Trevor Raab, Interdimensional, 2015

With a background in street photography, Trevor Raab was accustomed to capturing fleeting moments during his walks around Rochester, New York. Playing GTA V Online with his brother introduced him to a new sense of place and virtual space. Intrigued by the game’s possibilities and its relationship to physical reality, Raab began pointing his camera at the game screen instead of using screenshots, seamlessly continuing his exploration from the streets of Rochester to those of Los Santos.

Both the selection of images that makes the publication Interdimensional and the printed format align strongly with the tradition of street photography and an examination of a place, its lived spaces and infrastructures. Reminiscent of Stephen Shore’s Uncommon Places, Raab’s Interdimensional paints an eerie portrait of Los Santos and Blaine County. The photographer focuses his camera on desolate urban landscapes and places of ambiguous personal importance: the shadow of a plant being cast on a carpet floor, two cut tree trunks on the side of the street 'looking' in opposite directions, a liquor store with a sign lighting up at sunset.

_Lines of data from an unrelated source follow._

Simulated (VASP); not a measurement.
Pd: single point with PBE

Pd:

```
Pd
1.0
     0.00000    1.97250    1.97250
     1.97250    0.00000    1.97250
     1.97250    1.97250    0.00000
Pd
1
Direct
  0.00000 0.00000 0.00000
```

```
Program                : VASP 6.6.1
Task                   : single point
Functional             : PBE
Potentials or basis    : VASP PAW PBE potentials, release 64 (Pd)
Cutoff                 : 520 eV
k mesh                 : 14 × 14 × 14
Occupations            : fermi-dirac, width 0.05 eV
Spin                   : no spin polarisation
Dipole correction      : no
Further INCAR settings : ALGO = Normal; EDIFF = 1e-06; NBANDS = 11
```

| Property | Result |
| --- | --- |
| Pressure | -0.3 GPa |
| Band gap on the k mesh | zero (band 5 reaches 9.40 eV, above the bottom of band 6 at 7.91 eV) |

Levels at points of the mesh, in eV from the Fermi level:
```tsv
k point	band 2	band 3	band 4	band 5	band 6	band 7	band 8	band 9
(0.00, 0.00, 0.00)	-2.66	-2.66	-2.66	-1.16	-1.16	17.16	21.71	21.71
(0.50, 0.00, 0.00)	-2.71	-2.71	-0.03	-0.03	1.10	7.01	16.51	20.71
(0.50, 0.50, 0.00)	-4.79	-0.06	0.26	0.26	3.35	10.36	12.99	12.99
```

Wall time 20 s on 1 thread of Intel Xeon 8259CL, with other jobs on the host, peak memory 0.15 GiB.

These moments and scenes, which lie at the margins of the main gameplay and are secondary details in the game’s open world, become the centre of the attention of the photographer. Moving from the wide natural landscapes to the urban scenes, and from the major landmarks to the minor spaces of everyday life, Raab captures an emotional space that extends the navigation of the physical world to the virtual environment. A sense of melancholy and loneliness is accompanied by an intimate scrutiny that guides the viewer to a personal lived experience through the paths across the game screen.

Through Raab’s shots, the game ceases to be a mere digital entertainment experience and becomes a parallel 'inter-dimension' that extends the physical world into a liminal space. Here, as mundane small and personal moments and locations are extracted through the photographic series, an ambiguous sense of place emerges, which slightly shakes the viewer’s sense of reality and even belonging.